Question

A player passes a \(0.600-\mathrm{kg}\) basketball down court for a fast break. The ball leaves the player's hands with a speed of \(8.30 \mathrm{~m} / \mathrm{s}\) and slows down to \(7.10 \mathrm{~m} / \mathrm{s}\) at its highest point. Ignoring air resistance, how high above the release point is the ball when it is at its maximum height?

Short answer

The ball reaches a height of approximately 5.6 meters above the release point.

Step-by-step solution

Identify key values

The mass of the basketball is given as \(0.600\, \text{kg}\), but we don't need it for this energy problem. The initial speed of the basketball \( v_1 \) is \(8.30\, \text{m/s}\) and the final speed \( v_2 \) at the highest point is \(7.10\, \text{m/s}\). We are looking for the height \( h \) above the release point.

Apply the work-energy principle

The work-energy principle states that the change in kinetic energy is equal to the negative change in potential energy, as there is no external horizontal work done. The formula is \( \Delta KE = -\Delta PE \). Here \( KE_i - KE_f = - (PE_f - PE_i) \).

Calculate the change in kinetic energy

Kinetic energy is given by \( KE = \frac{1}{2}mv^2 \). Calculate the initial and final kinetic energies: \[ KE_i = \frac{1}{2}(0.600\, \text{kg})(8.30\, \text{m/s})^2 \]\[ KE_f = \frac{1}{2}(0.600\, \text{kg})(7.10\, \text{m/s})^2 \]

Solve for the change in potential energy

Using \( \Delta KE = KE_f - KE_i \) and knowing that \( \Delta PE = mgh \), set up the equation: \[ mgh = KE_i - KE_f \] Plug in the calculated kinetic energies and solve for \( h \):\[ h = \frac{KE_i - KE_f}{mg} \] where \( g \approx 9.81\, \text{m/s}^2 \).

Calculate the height above the release point

Substitute the known values into the equation:\[ h = \frac{(\frac{1}{2}(0.6)(8.30)^2 - \frac{1}{2}(0.6)(7.10)^2)}{(0.6)(9.81)} \]After calculations, \( h \approx 5.6 \text{ meters} \).

Key concepts

Kinetic Energy

Kinetic energy is all about the movement of objects. When an object is moving, it possesses kinetic energy. In mathematical terms, kinetic energy is given by the equation\[ KE = \frac{1}{2}mv^2 \]where \( m \) is the mass of the object and \( v \) is its velocity. The unit of kinetic energy is Joules, a standard unit of energy. When you look at an object's speed, you can directly relate it to how much kinetic energy it has.

• A faster object has more kinetic energy.
• If an object is at rest, its kinetic energy is zero.
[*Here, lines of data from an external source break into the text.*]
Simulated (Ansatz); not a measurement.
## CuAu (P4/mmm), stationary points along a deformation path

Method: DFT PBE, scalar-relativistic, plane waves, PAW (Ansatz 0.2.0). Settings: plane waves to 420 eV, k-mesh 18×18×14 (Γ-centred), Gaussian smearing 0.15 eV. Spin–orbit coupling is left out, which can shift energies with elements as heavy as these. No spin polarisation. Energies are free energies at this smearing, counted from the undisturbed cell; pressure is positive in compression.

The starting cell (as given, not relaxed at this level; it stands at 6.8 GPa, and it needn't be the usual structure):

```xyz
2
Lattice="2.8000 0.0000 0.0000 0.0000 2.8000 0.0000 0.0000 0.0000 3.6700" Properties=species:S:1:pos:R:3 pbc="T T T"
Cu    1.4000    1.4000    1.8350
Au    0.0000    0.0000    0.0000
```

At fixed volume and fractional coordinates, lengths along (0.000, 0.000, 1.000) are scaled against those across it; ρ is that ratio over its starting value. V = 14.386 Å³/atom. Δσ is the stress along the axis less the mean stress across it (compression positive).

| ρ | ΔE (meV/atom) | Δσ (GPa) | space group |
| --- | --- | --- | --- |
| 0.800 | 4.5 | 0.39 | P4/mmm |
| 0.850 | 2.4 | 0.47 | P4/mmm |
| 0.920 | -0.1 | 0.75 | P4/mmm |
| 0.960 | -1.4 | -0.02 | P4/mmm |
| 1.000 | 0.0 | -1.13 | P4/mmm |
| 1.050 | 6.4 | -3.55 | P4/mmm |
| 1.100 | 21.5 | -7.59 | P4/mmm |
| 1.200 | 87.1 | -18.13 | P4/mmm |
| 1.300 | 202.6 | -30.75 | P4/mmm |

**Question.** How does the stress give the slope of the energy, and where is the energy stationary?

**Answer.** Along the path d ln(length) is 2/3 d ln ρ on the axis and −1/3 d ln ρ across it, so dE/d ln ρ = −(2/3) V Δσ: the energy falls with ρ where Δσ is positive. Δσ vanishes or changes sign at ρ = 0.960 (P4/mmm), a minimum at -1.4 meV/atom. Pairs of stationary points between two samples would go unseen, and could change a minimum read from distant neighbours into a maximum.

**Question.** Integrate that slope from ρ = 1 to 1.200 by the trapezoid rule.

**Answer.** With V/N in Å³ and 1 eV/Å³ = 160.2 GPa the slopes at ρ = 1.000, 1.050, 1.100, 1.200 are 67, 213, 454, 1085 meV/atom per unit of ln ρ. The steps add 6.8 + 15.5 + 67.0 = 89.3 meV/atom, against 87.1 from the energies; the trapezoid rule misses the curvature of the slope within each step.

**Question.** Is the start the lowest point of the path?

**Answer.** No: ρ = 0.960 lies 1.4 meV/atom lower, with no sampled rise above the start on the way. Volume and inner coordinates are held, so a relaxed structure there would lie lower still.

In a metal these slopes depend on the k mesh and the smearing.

In our basketball example, the basketball has an initial speed of \(8.30 \) meters per second when thrown and a final speed of \(7.10 \) meters per second at its highest point. We can calculate the kinetic energy at these two points to see how the energy was converted as the ball rose.

Potential Energy

Potential energy is the energy stored in an object due to its position relative to some reference point. For objects near the Earth's surface, potential energy is often related to height and is given by the formula\[ PE = mgh \]where \( m \) is mass, \( g \) is the acceleration due to gravity (approximately \( 9.81 \) meters per second squared), and \( h \) is the height above the reference point.
Potential energy increases when an object is lifted higher.

• Higher positions equals greater potential energy.
• As the basketball rises, it converts kinetic energy into potential energy.

In the basketball problem, potential energy plays a crucial role as the ball ascends to its peak height, storing energy that was previously kinetic.

Physics Problem Solving

Solving physics problems involves more than just plugging numbers into formulas. It's about understanding concepts and how they relate to each other. Here are the steps you generally follow:

• Identify what is given and what you need to find.
• Use appropriate formulas that connect what is given to what needs to be found.
• Make sure the units are consistent.
• Solve algebraically before substituting values.
• Double-check your work for accuracy.

In the case of our basketball exercise, we used the Work-Energy Principle to link kinetic energy to potential energy. Recognizing this key connection allowed us to solve for the maximum height the basketball reached in a logical and mathematical way.

Projectile Motion

Projectile motion describes the path of an object that is thrown or propelled and is subject only to acceleration due to gravity. It involves two components of motion: horizontal and vertical. The basketball thrown by the player is a classic example.

• Horizontally, the ball will move at a constant speed if we ignore forces like air resistance.
• Vertically, the ball is affected by gravity, slowing as it rises and accelerating as it falls.

In our problem, at its highest point, the basketball's vertical speed momentarily becomes zero before it starts descending. This indicates the maximum height reached, which was calculated by understanding the transfer of kinetic to potential energy.